CS360 -- Lab 3

CS360 -- Systems Programming
James S. Plank
This file: http://web.eecs.utk.edu/~jplank/plank/classes/cs360/360/labs/Lab-3-Huffman/index.html
Lab Directory: /home/jplank/cs360/labs/Lab-3-Huffman
In 2023, TA Andrew Mueller made this supplemental document with drawings to help you understand the lab: img/supplement.pdf.
And a video: https://youtu.be/LwPGvgML0c0.

What you submit

You will submit the file huff_dec.c. This must compile with:

gcc -Wall -Wextra -o huff_dec huff_dec.c -lm

This means no Libfdr for this lab. I'll give you some help on organizing your data structures below.

xxd

Do "man xxd". You may find it a helpful program. In particular, we'll be looking at the output of xxd -g 1 quite a bit. Please read up on it.

Variable length encoding

Your job this week is to write a decoding program called huff_dec.c. (When you compile it, put it into bin/huff_dec to make the gradescript work.)

The program takes two command line arguments -- a code defintion file, and an input file. It then uses the code defined in the code definition file to decode the input file. Its output is on standard output.

The code associates strings with sequences of bits. For example, one code associates the following strings with the following sequences of bits:

String	Sequence of bits
" "	10
"\n"	1100
"o"	00
"p"	010
"f"	1101
"t"	111
"the"	011

You'll note that no sequence of bits is a prefix of another sequence of bits. This means that you can decode a stream of bits into unique sequences. For example:

111001001110111000101100

maps to this stream of unique sequence of bits:

111 00 10 011 10 111 00 010 1100 = "to the top\n"

The code definition file defines the associations. Its format is a stream of null-terminated strings that come in pairs: the string and the sequence of bits defined as a stream of zero and one characters. Thus, for example, the above code is stored in data/t-code.txt:

UNIX> xxd -g 1 data/t-code.txt
00000000: 6f 00 30 30 00 70 00 30 31 30 00 74 68 65 00 30  o.00.p.010.the.0
00000010: 31 31 00 20 00 31 30 00 0a 00 31 31 30 30 00 66  11. .10...1100.f
00000020: 00 31 31 30 31 00 74 00 31 31 31 00              .1101.t.111.
UNIX>

The first string is "o", and it is associated with "00". Next is "p", which is associated with "010", and so on.

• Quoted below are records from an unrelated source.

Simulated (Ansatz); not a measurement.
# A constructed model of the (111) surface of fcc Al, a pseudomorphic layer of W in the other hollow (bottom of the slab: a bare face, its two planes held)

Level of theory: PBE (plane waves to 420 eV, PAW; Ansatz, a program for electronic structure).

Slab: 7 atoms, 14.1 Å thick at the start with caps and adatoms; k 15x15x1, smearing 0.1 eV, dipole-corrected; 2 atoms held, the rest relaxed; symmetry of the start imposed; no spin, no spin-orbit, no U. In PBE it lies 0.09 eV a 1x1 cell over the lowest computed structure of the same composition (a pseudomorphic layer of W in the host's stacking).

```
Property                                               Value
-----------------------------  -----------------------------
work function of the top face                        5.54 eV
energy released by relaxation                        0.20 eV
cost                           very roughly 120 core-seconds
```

The input file is in a specific format. The last four bytes represent an unsigned integer (in little endian), which says how many bits should be read from the input file. The preceding bytes contain the stream of bits. If the total number of bits is t then the size of the file should be:

ceil(t/8) + 4 bytes.

Within each byte, the stream of bits starts with the least significant bit. Thus, the stream "10000000" is represented by the byte 0x1, and the stream "00000001" is represented by the byte 0x80. (That's backwards from how you usually view bites, but it will actually make your life easier).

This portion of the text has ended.